About Me
I was eighteen when I first worked with children. I'd travelled to Malawi and found myself standing in front of a classroom, tasked with teaching sex education through a language barrier. I got through it with questionable drawings and the help of their teacher, who found the whole thing hilarious.
I didn't know it then, but that moment had everything in it. Being out of your depth. Staying present anyway. Leaning on someone who knew the children better than you did. Finding a way through together.
I've been working with children ever since.
When I came home, I volunteered in a primary school. They offered me a teaching assistant position, and I stayed for a couple of years before moving to a specialist school for children with social, emotional and mental health needs. From there I moved into mainstream primary, where I stayed for six years, working my way from teaching assistant to higher level teaching assistant.
I was regularly on residential school trips, often the only male member of support staff. I noticed something on those trips. Something about being with children outside the structure of a classroom. The relationships felt different. More honest, somehow. I wanted more of that.
So I moved into my first residential setting: a weekly residential special school for boys with complex social, emotional and mental health needs.
Two years later I moved to a children's home company. And then I opened my own.
I'd seen good practice. I'd seen genuine care. But I kept coming back to the same feeling: that children in care were missing something vital. Not better systems or stronger policies. Love. I wanted to create a home where children felt loved. Not cared for by people being paid to care. Actually loved.
That home is where I still work, every day. It's small, Ofsted-regulated, and built on the belief that relationship is the intervention. We hold an Outstanding rating under leadership and management. More importantly, the children who live there know they matter.
I'm thirty-four. I've spent sixteen years working with children across mainstream schools, specialist schools, and residential care. I've been a classroom assistant, a midday supervisor, a higher level teaching assistant, a support worker, senior support worker and a registered manager. I've supported children through trauma, crisis, and the slow, quiet work of building trust with an adult for the first time.

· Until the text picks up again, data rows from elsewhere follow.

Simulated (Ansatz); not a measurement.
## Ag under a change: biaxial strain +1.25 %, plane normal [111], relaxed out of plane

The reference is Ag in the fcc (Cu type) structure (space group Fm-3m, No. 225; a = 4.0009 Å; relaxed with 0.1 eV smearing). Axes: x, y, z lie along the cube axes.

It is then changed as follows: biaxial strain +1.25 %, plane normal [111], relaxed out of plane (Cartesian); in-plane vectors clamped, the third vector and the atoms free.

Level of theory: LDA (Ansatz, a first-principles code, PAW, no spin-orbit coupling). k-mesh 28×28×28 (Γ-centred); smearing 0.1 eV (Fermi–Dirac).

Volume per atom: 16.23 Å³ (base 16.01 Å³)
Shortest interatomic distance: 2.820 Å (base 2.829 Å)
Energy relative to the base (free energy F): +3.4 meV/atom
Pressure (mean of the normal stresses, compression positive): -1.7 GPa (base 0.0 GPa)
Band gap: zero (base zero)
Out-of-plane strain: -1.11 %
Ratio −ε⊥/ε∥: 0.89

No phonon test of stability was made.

That experience is what this book comes from.
Being The Adult They Need isn't about systems or strategies. It's about the question underneath all of it: who are we being, in the room, with the child in front of us? It's written for teachers, residential workers, foster carers, social workers, and anyone else who has walked away from a hard moment with a child and wondered whether they handled it as well as they could have.
I'm not writing as someone who has it figured out. I'm writing as someone who is still in it, still getting things wrong, still coming back to the same question.
That feels like the most honest place to write from.